| PRESIDENT'S MESSAGE
Strategic Guidelines and Eternal Verities
In an era in which "change" is so frequently described as "the only constant," there
are at least two eternal verities that the Pentagon's strategic planners
can fall back on as they develop the guidelines needed to ensure combat
success in future conflicts involving the use of U.S. forces overseas.
The first of those verities, as the Navy and its supporters like to point
out, is that 70 percent of the world is covered by water.

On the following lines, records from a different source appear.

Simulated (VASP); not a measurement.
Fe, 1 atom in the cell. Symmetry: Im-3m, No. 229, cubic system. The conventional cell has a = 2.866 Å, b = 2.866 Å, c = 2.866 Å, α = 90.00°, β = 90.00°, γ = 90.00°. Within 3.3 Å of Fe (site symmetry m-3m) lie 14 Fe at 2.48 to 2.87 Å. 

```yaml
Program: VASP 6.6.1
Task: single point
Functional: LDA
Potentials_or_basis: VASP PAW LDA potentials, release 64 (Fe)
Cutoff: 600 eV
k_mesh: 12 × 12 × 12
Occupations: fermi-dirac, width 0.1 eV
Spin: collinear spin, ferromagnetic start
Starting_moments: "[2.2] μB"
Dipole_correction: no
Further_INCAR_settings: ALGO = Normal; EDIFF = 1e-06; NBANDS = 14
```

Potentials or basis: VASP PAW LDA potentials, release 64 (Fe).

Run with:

The second verity to remember--this should be a particularly important
consideration for the Bush administration as it puts the finishing
touches on its strategic review of U.S. naval/defense current capabilities
and future needs--is that, in every overseas conflict in which this
nation has ever been involved, at least 95 percent of the weapons,
equipment, ammunition, and other war consumables used by America's
fighting forces in-theater has been transported to the combat zone
by ships, usually U.S.-flag merchant ships.
There also is a very large, comparatively recent--but probably permanent--naval/military
change that must be factored into the contingency plans: The end of the Cold
War has resulted in the closure of literally hundreds of former U.S. air and
ground bases overseas and the return to CONUS (the continental United States)
of hundreds of thousands of American troops formerly stationed in Europe, Japan,
and the Philippines. In many areas of the world today, therefore, the only
fully combat-ready U.S. forces available to the national command authorities
and the regional commanders in chief in times of international crisis are forward-deployed
Navy aircraft carrier battle groups (CVBGs) and Navy/USMC amphibious ready
groups (ARGs).
All of which means that logistics and sealift requirements must receive higher
priority from now on if this nation is to prevail in the probably short-duration
wars of the 21st century. Logistics, a compact word embracing a broad spectrum
of capabilities, simply means having enough equipment, and the right kinds
of equipment, in the hands of the fighting forces from the time a battle begins
until the last shot has been fired in anger and the war is over. It also means,
therefore: (a) maintaining a defense industrial base big enough and capable
enough to ensure continued U.S. technological superiority; and (b) keeping
that base alive economically by a steady stream of acquisition funding.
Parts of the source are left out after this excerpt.